Aquarium Advice FINatic
Joined
Jul 15, 2003
Messages
507
Location
Dallas, TX, USA
If you've read my posts in the past, you know my tank is historically a disaster. However, for the last two weeks I've only one fish, and it was to fin rot (which isn't what usually kills my fish). I've got a small amount of nitrite in my tank (0.1 or so). The question isn't about the dead fish, it's about the dead crabs. I've lost an arrow crab who I had for 4 months (an eternity in my tank) and a decorator crab I had for about a week. I lost both within the last two weeks or so.

I doubt this is relevant, but I also have the following inverts...
1 anemone crab
1 emerald crab
2 blue leg reef hermit crabs
1 red bali starfish
1 tiger tail sea cucumber

Now, I'm not wanting to know if the nitrites can kill the crabs. What I'm wanting to know is if there is anything else I should be looking for that would only kill crabs, not fish. Something perhaps I haven't thought to test for in the past or something like that.
 
ive just started to get into crabs myself and i dont know if this is a case but a crab such as that emerald can be aggressive towards smaller crabs and might kill them and especially that anemone crab might be protecting its host from other crabs.
 
Nitrites will kill inverts. So will Nitrates, Copper, Low or High SG, Heat, Cold, Stray Voltage, Amonia, Low or High PH, and whole, whole lot of other things.
 
Nitrites, as I said, are up a bit. If they're the culprit, that's fine. They're coming back down and will be zero before the replacement crab hits the water. :)

Nitrates are zero.

SG is 1.022

PH is a beautiful 8.2 (in the morning more like 8.1)

Ammonia is 0.

Temp stays at 79-80.

Both these crabs were the biggest and meanest crabs in the tank. It was quite clear that the arrow crab died of something other than stress. The decorator crab was twice the size of any crab in the tank.

Copper I haven't tested, but I don't think there's any source of it in the tank. I have a test, though, so I'll use it when I get home.

I don't know about stray voltage. I doubt that's it, though. All my pumps are 4 months old, and so was one of the crabs. You'd think he'd die pretty quickly or not at all.


Any other ideas? There are a lot of things that you can test for, and I have no idea what they all do when they are too high/low (i.e. magnesium, calcium, phosphate, etc, etc).
 
Personally, IME, the emerald crab is the most dangerous "reef safe" crab there is, and I don't think that they should be in reef tanks. Mine has eaten parts of my starfish, mushrooms, and I have no doubt that yours is up to shenanigans. When I do my 55 to 120 change over, my emerals are going into the refugium area of my sump.
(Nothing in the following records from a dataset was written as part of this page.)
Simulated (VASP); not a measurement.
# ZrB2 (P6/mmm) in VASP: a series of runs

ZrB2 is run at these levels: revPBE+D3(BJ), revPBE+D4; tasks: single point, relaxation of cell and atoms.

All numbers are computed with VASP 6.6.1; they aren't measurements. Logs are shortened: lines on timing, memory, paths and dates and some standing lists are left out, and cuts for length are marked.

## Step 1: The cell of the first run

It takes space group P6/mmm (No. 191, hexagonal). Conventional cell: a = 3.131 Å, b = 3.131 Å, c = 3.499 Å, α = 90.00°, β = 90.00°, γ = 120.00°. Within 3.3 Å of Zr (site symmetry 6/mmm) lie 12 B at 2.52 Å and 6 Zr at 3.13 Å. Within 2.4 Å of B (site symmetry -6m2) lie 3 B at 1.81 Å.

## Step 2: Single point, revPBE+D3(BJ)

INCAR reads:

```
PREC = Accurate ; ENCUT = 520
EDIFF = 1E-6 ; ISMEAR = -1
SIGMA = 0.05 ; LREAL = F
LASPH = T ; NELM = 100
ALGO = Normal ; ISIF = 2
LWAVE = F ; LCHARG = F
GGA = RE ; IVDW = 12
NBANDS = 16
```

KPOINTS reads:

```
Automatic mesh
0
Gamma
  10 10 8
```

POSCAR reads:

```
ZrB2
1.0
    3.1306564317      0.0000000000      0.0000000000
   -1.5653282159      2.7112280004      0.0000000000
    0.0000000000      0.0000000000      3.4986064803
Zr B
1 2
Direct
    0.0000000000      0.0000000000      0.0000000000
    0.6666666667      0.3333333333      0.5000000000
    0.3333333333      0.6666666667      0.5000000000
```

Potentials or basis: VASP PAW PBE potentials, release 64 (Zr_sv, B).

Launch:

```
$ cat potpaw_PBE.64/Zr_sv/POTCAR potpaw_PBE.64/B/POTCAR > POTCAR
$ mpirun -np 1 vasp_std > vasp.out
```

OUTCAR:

But, as Stresco has stated, there are lots of things. Nitrite is dangerous in very low amounts, but "they" say that <.3 is the "safe zone". It still could be the killer of the crabs. But usually, unless you see something die, they are tore up before you see them, especially with the emeralds and hermits.
 
it could also be that the bad tank conditions have just taken their toll. Something that is alive, can only take so much before finally succumbing. Even after the conditions improve.